Gross premiums written for 2009 were $1,728.9 million, a decrease of $7.1 million from 2008. As described in more detail below, the decrease in gross premiums written was driven by a $56.5 million decrease in the gross premiums written in the Company’s Individual Risk segment and partially offset by a $49.4 million increase in gross premiums written in the Company’s Reinsurance segment (net of intercompany premium). As described in more detail below, the Company generated $697.1 million of underwriting income and had a combined ratio of 45.3% in 2009, compared to $290.6 million of underwriting income and a 79.0% combined ratio in 2008. The $406.5 million increase in underwriting income and 33.7 percentage point decrease in the combined ratio was driven by the comparably low level of insured catastrophes during 2009, compared to 2008, specifically the comparative impact of hurricanes Gustav and Ike which resulted in $419.1 million of underwriting losses and increased the Company’s combined ratio by 32.3 percentage points in 2008. The net negative impact from hurricanes Gustav and Ike was $276.2 million in 2008. Following is supplemental financial data regarding the underwriting impact by segment on the Company’s 2008 results due to hurricanes Gustav and Ike:

 

     Twelve months ended December 31, 2008  

(in millions of United States dollars)

   Reinsurance     Individual Risk     Total  

Net claims and claim expenses incurred

   $ (432.6   $ (35.4   $ (468.0

Net reinstatement premiums earned

     58.4        (4.8     53.6   

Lost profit commissions

     (4.7     —          (4.7
                        

Net impact on underwriting result

     (378.9     (40.2     (419.1

Redeemable noncontrolling interest - DaVinciRe

     142.9        —          142.9   
                        

Net negative impact

   $ (236.0   $ (40.2   $ (276.2
                        

Impact on combined ratio

     46.6     8.4     32.3

The Company experienced $244.5 million of favorable development on prior year reserves in 2009, compared to $234.8 million of favorable development in 2008, as discussed in more detail below.

Reinsurance Segment

Gross premiums written for the Company’s Reinsurance segment increased $56.4 million, or 4.9%, to $1,210.8 million in 2009, compared to $1,154.4 million in 2008. For the year ended December 31, 2009, the Company’s managed catastrophe premiums and specialty premiums totaled $1,135.8 million and $114.3 million, respectively, compared to $1,044.3 million and $159.8 million, respectively, in 2008. Excluding the impact of $58.4 million of reinstatement premiums written in 2008 as a result of hurricanes Gustav and Ike, the Company’s managed catastrophe gross premiums written increased $149.9 million, or 15.2%, in 2009, compared to 2008, due to the Company’s ability and determination to increase the capacity provided to its catastrophe unit clients in light of, among other things, attractive market conditions for the 2009 underwriting year, the inception of several new programs, and $32.0 million of premium written on behalf of and ceded to Timicuan Reinsurance II Ltd., a side-car established by the Company in the second quarter of 2009 for the 2009 underwriting year. The Company’s specialty gross premiums written decreased $45.4 million, or 28.4%, compared to the comparative period in 2008, principally due to the non-renewal of several programs that did not meet the Company’s underwriting standards, combined with the non-renewal and portfolio transfer out of a catastrophe exposed homeowners personal lines property quota share contract during the second quarter of 2009. The Reinsurance segment’s gross premiums written continue to be comprised of a relatively small number of large transactions which can result in significant increases or decreases in gross premiums written from one period to the next.
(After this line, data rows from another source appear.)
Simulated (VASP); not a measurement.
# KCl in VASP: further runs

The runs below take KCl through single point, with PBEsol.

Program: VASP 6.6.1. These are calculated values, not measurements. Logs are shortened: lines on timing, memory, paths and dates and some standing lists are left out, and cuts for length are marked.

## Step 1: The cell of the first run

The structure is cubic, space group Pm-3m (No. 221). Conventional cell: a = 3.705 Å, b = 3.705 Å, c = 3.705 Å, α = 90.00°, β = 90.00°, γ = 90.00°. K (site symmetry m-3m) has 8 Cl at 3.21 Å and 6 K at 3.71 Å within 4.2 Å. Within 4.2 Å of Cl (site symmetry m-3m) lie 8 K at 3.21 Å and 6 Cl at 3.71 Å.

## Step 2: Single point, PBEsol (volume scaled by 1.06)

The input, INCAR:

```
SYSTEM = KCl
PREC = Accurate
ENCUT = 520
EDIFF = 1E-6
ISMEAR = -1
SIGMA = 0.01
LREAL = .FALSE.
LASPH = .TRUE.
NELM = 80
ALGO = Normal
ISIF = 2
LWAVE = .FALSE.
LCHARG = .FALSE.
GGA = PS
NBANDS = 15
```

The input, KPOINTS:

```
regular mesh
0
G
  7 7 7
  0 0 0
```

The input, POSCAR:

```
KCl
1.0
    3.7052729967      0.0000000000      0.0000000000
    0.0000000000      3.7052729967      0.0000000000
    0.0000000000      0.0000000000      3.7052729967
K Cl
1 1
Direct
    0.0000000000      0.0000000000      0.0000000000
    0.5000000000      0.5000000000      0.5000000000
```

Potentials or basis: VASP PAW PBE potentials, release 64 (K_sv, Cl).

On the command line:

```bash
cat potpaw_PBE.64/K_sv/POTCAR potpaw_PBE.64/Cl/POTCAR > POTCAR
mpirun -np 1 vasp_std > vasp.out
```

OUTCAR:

The Reinsurance segment generated $719.2 million of underwriting income and had a combined ratio of 15.4% in 2009, compared to $281.6 million of underwriting income and a 69.0% combined ratio in 2008. The $437.6 million increase in underwriting income was primarily due to a $528.5 million decrease in net claims and claim expenses due to a comparably lower level of insured catastrophes occurring in 2009 compared to 2008, specifically the comparative impact of events such as hurricanes Gustav and Ike, which added $432.6 million in net claims and claim expenses and 46.6 percentage points to the Reinsurance segment’s combined ratio in 2008.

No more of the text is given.